Duplicate code – case study

Code duplication is the root of all evil in software development. When working on an e-commerce project, we found that the prices were wrong, sometimes. We ended up locating the problem as being a duplication across two different import jobs that were misaligned.

It is a subtle error that could have been avoided if the developer writing the code initially had focused on removing duplication. Tracking down such an error is very time-consuming and thus expensive.

Project context – multiple import jobs

To understand the issue first, a bit of context on the e-commerce project and the problem.

Suppliers upload files with product and price information.

  • One full export file, once a week with all the product details.
  • One smaller daily upload with just the price and inventory levels.

The shop has two jobs running to import the two files.

  • One importer to update products using the full export file.
    This importer can also be run manually if we need to import products outside the regular cycle.
  • One automated importer to update the price and stock information daily.

Project context – price calculation

The product price is calculated as cost price + profit margin + environmental fee. Both the full export file and the daily file contains the cost price of the product. It makes them able to run independently.

Code walkthrough

The full importer is using the method Parse, and the daily importer uses FetchPrices. Both methods are provided with the data from the respective data file split into lines and fields.

The code has several issues like naked primitives, magic numbers, no tests, and more. But the focus here is only on the duplication that caused the price calculation to break.

Both importers call the CalculatePrice method, respectively, at lines 13 and 18. It is the method that is responsible for adding the profit margin to the cost price and add tax.

Notice that the AddEnvironmentalFee method is only called from the Parse method at line 20. In the FetchPrices method, the AddEnvironmentalFee is not called.

This difference cause prices to be calculated correctly on the weekly import, but they will be missing the environment fee when running the daily import.

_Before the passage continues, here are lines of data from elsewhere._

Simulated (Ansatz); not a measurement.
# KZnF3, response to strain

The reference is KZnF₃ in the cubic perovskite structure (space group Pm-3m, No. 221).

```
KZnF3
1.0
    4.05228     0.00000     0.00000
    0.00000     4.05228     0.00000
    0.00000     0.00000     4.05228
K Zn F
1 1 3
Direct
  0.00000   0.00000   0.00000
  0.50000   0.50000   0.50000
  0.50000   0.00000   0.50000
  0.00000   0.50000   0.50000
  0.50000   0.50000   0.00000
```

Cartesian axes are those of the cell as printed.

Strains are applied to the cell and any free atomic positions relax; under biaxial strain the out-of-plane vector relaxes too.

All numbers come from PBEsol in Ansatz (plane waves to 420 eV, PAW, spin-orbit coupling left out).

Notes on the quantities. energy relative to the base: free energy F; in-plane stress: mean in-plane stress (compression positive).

public List<List<string>> FetchPrices()
{
var priceData = DB.LoadPriceData();
var parsed = new List<List<string>>();
var costPriceField = 5;
foreach (var row in priceData)
{
var price = row.Value;
parsed.Add(new List<string>
{
BuildProductSku(price),
CalculatePrice(price[costPriceField]).ToString(),
price[costPriceField].ToString(),
});
}
return parsed;
}
public (List<List<string>>, List<string>) Parse(IDictionary<string, List<string>> dbData,
IDictionary<string, List<string>> csvData, IDictionary<string, List<decimal>> prices)
{
var parsedData = new List<List<string>>();
var skipped = new List<string>();
var skuField = 3;
var costPriceField = 5;
foreach (var line in dbData)
{
var product = line.Value;
if (!Validate(product, csvData))
{
skipped.Add(product[skuField]);
continue;
}
var parsed = product.Clone();
var price = CalculatePrice(prices[product[skuField]][costPriceField]);
parsed[8] = AddEnvironmentalFee(price);
parsedData.Add((List<string>) parsed);
}
return (
parsedData,
skipped
);
}
public decimal CalculatePrice(decimal costprice)
{
var price = costprice / (100 - Margin) * 100;
return ApplyTax(price);
}
view raw CalculatePriceOld.cs hosted with ❤ by GitHub

Fixing the problem

The CalculatePrice method signals that it calculates the price. We would expect that calling it with a cost price would return the final price without any additional calculations needed.

I can easily see how a developer could forget to add the environmental fee because the expectation is that the method calculates the final price.

It is relatively easy to fix. The AddEnvironmentalFee should be moved into the CalculatePrice method.

public decimal CalculatePrice(decimal costprice)
{
var price = costprice / (100 - Margin) * 100;
return AddEnvironmentalFee(ApplyTax(price));
}
view raw CalculatePriceNew.cs hosted with ❤ by GitHub

It wouldn’t make sense to have different prices calculated depending on which import job is running. Prices should be stable. If pricing changes, we want to change just the CalculatePrice method and not chase around in the code to find other places to change.